During a meeting the other day, I got into a brief tiff with a newsroom staffer over funding of high-speed trains.

He basically said, “It would be cool.”

I said it would be inefficient, expensive and never pay for itself, leaving me and others who would never ride it to pay for it out of our taxes. That was fine by him.

It would also be cool to have a lot of solar- and wind-generated electricity, but someone has to pay for it and the means to get it to the customer from remote locales. Today an editorial in The Wall Street Journal explores that topic.

According to the editorial, the chairman of the Federal Energy Regulatory Commission, Jon Wellinghoff, a former member of the Nevada Public Utility Commission and a longtime backer of renewable power, is pressing to have everyone share the cost of new power transmission lines to reach renewable sources — such as the one dubbed One Nevada that will reach from Las Vegas to Ely. The U.S. Department of Energy has agreed to guarantee $350 million in loans for the project.
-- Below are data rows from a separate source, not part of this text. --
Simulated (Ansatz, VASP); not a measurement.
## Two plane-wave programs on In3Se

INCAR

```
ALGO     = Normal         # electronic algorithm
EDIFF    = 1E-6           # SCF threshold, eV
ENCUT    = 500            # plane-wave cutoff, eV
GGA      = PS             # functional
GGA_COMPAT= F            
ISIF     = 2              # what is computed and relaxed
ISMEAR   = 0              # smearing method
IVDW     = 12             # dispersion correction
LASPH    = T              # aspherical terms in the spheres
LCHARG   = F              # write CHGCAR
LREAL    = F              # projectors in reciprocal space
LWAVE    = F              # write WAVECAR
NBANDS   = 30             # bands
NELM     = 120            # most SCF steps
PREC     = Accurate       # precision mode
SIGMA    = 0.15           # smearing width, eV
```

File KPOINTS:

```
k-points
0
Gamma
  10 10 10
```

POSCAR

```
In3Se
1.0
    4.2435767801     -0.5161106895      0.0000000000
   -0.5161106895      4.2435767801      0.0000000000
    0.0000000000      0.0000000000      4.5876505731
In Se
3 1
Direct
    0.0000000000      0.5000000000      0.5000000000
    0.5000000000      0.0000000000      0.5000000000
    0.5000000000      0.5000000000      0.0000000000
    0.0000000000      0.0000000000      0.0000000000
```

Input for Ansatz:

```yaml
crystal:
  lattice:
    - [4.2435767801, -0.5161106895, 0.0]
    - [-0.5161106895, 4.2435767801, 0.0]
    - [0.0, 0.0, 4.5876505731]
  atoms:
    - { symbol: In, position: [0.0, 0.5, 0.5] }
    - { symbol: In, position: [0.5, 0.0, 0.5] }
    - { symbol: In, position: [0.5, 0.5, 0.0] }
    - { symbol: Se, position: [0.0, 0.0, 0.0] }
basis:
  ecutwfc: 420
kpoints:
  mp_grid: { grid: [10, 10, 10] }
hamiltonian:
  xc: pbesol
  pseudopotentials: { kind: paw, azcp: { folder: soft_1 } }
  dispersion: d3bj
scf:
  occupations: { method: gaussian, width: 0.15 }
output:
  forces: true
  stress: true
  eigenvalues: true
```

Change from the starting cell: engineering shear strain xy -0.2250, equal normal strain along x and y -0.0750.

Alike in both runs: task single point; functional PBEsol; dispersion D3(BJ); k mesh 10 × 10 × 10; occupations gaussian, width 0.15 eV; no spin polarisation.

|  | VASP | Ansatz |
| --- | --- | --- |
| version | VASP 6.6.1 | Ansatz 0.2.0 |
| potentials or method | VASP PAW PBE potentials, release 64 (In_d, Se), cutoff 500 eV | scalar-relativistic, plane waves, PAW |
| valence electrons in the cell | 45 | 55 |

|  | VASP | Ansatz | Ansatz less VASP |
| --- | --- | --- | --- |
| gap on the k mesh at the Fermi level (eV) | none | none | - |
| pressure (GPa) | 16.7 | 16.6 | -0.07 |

“By some estimates the cost of building out new transmission lines to accommodate renewable energy and other new electric power sources could exceed $160 billion,” the WSJ reports. “Wind and solar proponents insist that renewable energy standards can only be reached if transmission costs are shared by everybody. This sounds like an admission that these energy sources are inefficient sources of power that can't compete in the marketplace without subsidies.”

That is on top of current subsidies that are more than 20 times greater per kilowatt of electricity than conventional power sources.

Sen. Harry Reid is big proponent of renewables and spoke often about the potential for jobs while on the campaign trail. He was at the groundbreaking for the One Nevada transmission line.

But the editorial today notes Govs. Jan Brewer of Arizona, Jim Gibbons of Nevada, Christine Gregoire of Washington, Ted Kulongoski of Oregon and Arnold Schwarzenegger of California oppose the plan to socialize the cost, writing a year ago that it is "inappropriate to assess the cost of transmission build-out to customers that cannot make use of the facilities, or who elect not to because they can access more cost effective options that do not rely on large, new transmission investments to meet environmental goals."

Normally the utilities would foot the bill and recoup the cost from the ratepayers. The socializing of transmission line costs, according to the WSJ editorial, is analogous to “taxpayers underwriting the cost of tankers and truckers that transport oil to service stations.”

Sounds like Wellinghoff is ready to light the fuse on the skyrocket.